Dotcom's extradition hearing, originally set for April, 2012, has now been continued until 2014. If Dotcom loses, there will be another year of appeals, at least. That means there will be three years of U.S. resources spent on the case.
How much of the Justice Department budget, especially in FBI and U.S. Attorney hours, has gone to extraditing and prosecuting Dotcom and Megaupload in Virginia? I doubt we will ever know. We do know from DOJ's 2014 budget request, for the criminal division alone, it has requested an additional $3.5 million and 11 positions, including 7 attorneys, to fight intellectual property crimes. It wants $2.6 million more for 25 positions, including 9 attorneys, to fight cybercrime. It wants $5 million extra for 28 positions, including 16 attorneys, for mortgage fraud. If the agents and DOJ lawyers working on Kim Dotcom's case were reassigned to work on other intellectual property, cybercrime or mortgage fraud cases, would these increases be necessary?

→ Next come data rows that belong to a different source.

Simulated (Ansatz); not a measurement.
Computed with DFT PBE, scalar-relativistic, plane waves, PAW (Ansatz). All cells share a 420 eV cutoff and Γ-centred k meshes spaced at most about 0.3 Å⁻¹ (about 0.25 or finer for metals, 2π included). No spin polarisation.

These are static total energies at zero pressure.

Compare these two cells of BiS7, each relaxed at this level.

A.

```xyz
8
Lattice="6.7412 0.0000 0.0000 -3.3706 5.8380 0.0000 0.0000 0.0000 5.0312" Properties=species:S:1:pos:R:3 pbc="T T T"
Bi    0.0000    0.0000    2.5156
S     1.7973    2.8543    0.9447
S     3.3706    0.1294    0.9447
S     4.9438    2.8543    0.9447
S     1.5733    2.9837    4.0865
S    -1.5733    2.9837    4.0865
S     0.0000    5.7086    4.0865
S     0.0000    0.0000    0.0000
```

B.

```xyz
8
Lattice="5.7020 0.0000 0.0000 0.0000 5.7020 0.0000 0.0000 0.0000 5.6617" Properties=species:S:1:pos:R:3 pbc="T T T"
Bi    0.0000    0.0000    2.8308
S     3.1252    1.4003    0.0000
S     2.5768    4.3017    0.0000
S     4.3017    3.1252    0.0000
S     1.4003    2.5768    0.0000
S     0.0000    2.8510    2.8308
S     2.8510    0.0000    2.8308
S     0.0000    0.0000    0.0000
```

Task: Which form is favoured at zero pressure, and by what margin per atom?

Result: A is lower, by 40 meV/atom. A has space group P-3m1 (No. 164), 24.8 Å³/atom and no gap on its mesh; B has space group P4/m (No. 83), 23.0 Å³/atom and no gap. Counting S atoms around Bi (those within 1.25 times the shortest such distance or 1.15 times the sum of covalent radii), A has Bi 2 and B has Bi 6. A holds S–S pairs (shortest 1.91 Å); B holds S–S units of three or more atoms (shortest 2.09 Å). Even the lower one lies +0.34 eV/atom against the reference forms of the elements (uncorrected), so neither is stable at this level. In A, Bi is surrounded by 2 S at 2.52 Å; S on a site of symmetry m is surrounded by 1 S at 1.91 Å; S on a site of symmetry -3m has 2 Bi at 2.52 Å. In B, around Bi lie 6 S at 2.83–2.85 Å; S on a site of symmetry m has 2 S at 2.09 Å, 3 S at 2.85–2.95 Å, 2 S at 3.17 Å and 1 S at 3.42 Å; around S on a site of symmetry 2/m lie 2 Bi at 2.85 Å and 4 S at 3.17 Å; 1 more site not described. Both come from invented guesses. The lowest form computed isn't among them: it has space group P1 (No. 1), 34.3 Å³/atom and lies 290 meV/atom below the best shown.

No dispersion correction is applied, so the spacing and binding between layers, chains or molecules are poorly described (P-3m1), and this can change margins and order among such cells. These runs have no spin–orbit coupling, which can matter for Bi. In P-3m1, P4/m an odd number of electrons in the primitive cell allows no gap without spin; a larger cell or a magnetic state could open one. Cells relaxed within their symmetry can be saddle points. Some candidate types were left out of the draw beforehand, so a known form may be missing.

Why is there no check on how DOJ decides to spend its money or prosecutorial charging decisions? The courts can't tell DOJ who to prosecute, or not prosecute. It can only assign lawyers to defend those DOJ chooses, in its sole discretion, to charge with a crime.
In light of sequester cuts which so disproportionately affect defender services, why does DOJ get to add more agents and lawyers? Defender offices are being forced to close and lay off investigators and lawyers. U.S. Attorneys aren't having their paychecks delayed. Why should indigent defense counsel have their payments deferred, for work they've already performed?
The only thing Kim Dotcom and Megaupload did in the U.S. was lease servers which allowed people to upload material for storage and retrieval. That some people misused Megaupload by storing and sharing copyrighted material is hardly justification for expending the kind of resources used on terrorists or global drug kingpins.
Dotcom never stepped foot in the U.S. to commit a criminal act. The company's offices weren't in the U.S. There was more harm done to the American public --the millions of Megaupload users who lost the material they lawfully uploaded -- than to Hollywood and copyright holders. Hollywood and copyright holders who felt their works had been infringed had an adequate remedy in civil law: file a lawsuit for damages. Megaupload users have no recourse for their destroyed material.
The entire premise behind Dotcom's prosecution is dubious and untested. The Government's case rests on a theory of secondary copyright infringement which exists in civil statutes, not criminal statutes. Dotcom's lawyers explain in this whitepaper.The court in Virginia, or the 4th Circuit, or the U.S. Supreme Court, may well determine secondary infringement cannot give rise to criminal liability and reject DOJ's novel, untested theory. What then? Will Megaupload, Kim Dotcom and lawful users be entitled to damages from the unlawful seizure of the company, its assets and the servers? That will just be another expense.
DOJ doesn't get to define crimes. Federal crimes exist by statute. It is for Congress, not for the courts or prosecutors to state what is and what is not a crime. The Copyright Act does not provide that a person can be criminally liable for infringement committed by others. It's doubtful Congress ever intended to impose criminal liability for secondary copyright infringement.
While the Dotcom Indictment includes four or five instances where Megaupload principals knew of or caused infringing material to be uploaded to the servers, those few instances, even if proven, hardly justify the expenditure of millions of dollars and years of prosecutorial resources. They also don't justify the wholesale seizure of assets of a company without first providing the company an opportunity to respond and defend against the seizure.
DOJ is acting like Hollywood's handmaiden, when it should have told Hollywood to go file a civil lawsuit. This isn't a matter of national or even public concern.
The U.S. is already losing the battle to appropriate Dotcom's assets for restitution to "victims." So far NZ courts have freed $3.7 in assets to pay Dotcom's lawyers just in New Zealand.
A High Court decision in August freed up $2.7 million from seized funds to pay existing legal bills and a further $1 million to meet future costs.
By the time this case is over, the only people getting Kim Dotcom's and Megaupload's money are likely to be his lawyers. DOJ doesn't get to recoup the amount it spent on prosecuting the case from seized funds. There will be little left for restitution even if DOJ wins here in the U.S.
Congress needs to say no to DOJ and its ever increasing budget requests. It should consider its wasteful use of resources on prosecutions like Kim Dotcom and Megaupload, and decide the money is better spent complying with the constitutional obligation to provide adequate resources for the federal courts and defense of those DOJ chooses to prosecute.
Only if there's money left over after allotting constitutionally mandated resources, should Congress consider giving DOJ more money. In times like these, when there's not enough money to go around, someone needs to tell DOJ it's already had its cake, it doesn't get ice cream too.